In October of that year, her mother was supervising at a nearby factory, but the younger Weiss and her father were abruptly hauled away for deportation to Auschwitz.
“When mother came home, she didn’t see me,” recalls Weiss. “But she knew where I was. She went to the cattle car, found me and took me out. A Nazi came and said, ‘I’m sorry, you cannot do this.’ She said, ‘Then I go along too.’ He said, ‘No, you cannot.’ So we said goodbye to each other. My mother turned and walked away. A few minutes later, the Nazi said, ‘I will save your daughter.’ He took me to his Czech girlfriend.”
Sadly, Weiss’ father remained on the train and perished at Auschwitz. But the rest of the immediate family survived the war intact.
Another survivor planning to attend the luncheon is Sonia Korn-Grimani. She is today an elegant, accomplished San Franciscan, fluent in several languages, and holds a doctorate in French literature and applied linguistics. But she, too, was not born here.
Korn-Grimani remembers the day in 1939 the synagogue in her hometown of Wuppertal, Germany, was burned to the ground. After her father fled to Belgium, her mother spent every penny to smuggle the children out as well.
“They were very rough,” she recalls of the smugglers. “We were thrown out of the truck and told to walk on the railway lines. We walked the whole night.”
Members of the underground took Korn-Grimani and her brother to Brussels where they reunited with their father. “Brussels was not yet occupied by the Nazis,” she says, “and it had the fresh air of freedom.”
Soon her mother joined them. From 1941 on, the family members scattered in and around Brussels, by then occupied by Germany. The kids lived with a cruel woman who barely cared for them. Their mother assumed a false identity as a non-Jewish Flemish woman, while their father hid in attics.
That proved so trying for Korn-Grimani’s father, that one day he couldn’t take it anymore and went out into the city. He was immediately picked up by the SS and deported to Auschwitz. Somehow, he managed to jump out of the train. Though he’d broken his leg, the Belgian resistance picked him up and returned him to the city.
The family lived this way until liberation. Though most of their relatives died, the Korn family eluded capture and deportation.
Not quite as lucky was Lily Spitz of San Mateo.
A native of Satu-Mare, Romania, Spitz and her family were relatively far from the center of the Nazi maelstrom, but eventually it reached their remote outpost. In 1944, she and her family were herded into a local Jewish ghetto.
“After a few weeks, they started transportation,” she recalls. “We had a long walk to the railway station and they put us in the cattle cars.”
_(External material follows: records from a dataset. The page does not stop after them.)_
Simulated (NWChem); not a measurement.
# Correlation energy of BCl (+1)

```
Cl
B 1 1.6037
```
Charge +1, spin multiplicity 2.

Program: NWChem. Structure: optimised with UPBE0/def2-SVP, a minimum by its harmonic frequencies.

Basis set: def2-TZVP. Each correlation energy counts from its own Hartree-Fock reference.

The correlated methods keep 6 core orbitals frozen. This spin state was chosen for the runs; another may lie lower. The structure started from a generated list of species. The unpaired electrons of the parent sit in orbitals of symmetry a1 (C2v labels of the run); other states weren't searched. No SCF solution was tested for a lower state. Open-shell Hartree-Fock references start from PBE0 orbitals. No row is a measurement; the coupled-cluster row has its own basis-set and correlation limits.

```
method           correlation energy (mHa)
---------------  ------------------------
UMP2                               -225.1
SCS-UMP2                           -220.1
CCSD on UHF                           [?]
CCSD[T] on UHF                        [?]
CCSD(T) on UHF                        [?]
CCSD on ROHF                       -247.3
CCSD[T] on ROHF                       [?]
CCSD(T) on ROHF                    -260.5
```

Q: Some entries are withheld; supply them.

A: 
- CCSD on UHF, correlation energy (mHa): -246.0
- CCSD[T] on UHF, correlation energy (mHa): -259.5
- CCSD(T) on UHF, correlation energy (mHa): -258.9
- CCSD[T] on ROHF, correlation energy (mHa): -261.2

They did not know where they were headed, but when the train finally stopped, Spitz remembers staring at the gate in front of their destination, with a legend that read “Arbeit Macht Frei (work brings freedom)”
Says Spitz: “I saw my mother when she was going to the crematorium on the left. Because we were young and strong and tall, we went to the right.”
The next 10 months at Auschwitz were a nightmare, but Spitz and her sister Rachel stuck together throughout. They worked on various details, hauling corpses and cleaning out sanitation trucks with their hands.
By January 1945, the Russian army began closing in. Allied bombers filled the skies. The sisters were relocated to Mauthausen camp, but as Spitz dryly puts it, “They didn’t have time to kill us.”
She remembers with crystal clarity the day an American jeep rolled into the camp. After liberation, the sisters were taken to a displaced persons camp in Austria.
After waiting many years for a passport, Spitz came to the United States in 1964. Her sister Rachel Braun lived in Israel for more than 30 years, but now lives in San Mateo. Their arms are tattooed with a lasting reminder of their imprisonment. Lily’s number is 10785; Rachel’s is 10786.
And then there is Abraham Kaff. He was born to an observant family in the Polish village of Plonsk. Within days of the 1939 Nazi invasion, Kaff and his family were forced into a small ghetto where they lived until deportation in 1942.
“When we got [to Auschwitz-Birkenau],” he recalls, “they separated us. My mother and brother went to the left side, to the gas chamber. I went to the right.”
In addition to building the ovens, he also worked to load and unload trucks full of corpses. “In the morning they gave us a piece of bread and some black coffee,” he remembers. “For lunch, some soup made from I don’t know what.”
Near the end of the war in early 1945, Kaff and other inmates were transferred to a camp near Buchenwald in Germany. But before they could be killed, Allied forces had closed in and the Nazis deserted the camps.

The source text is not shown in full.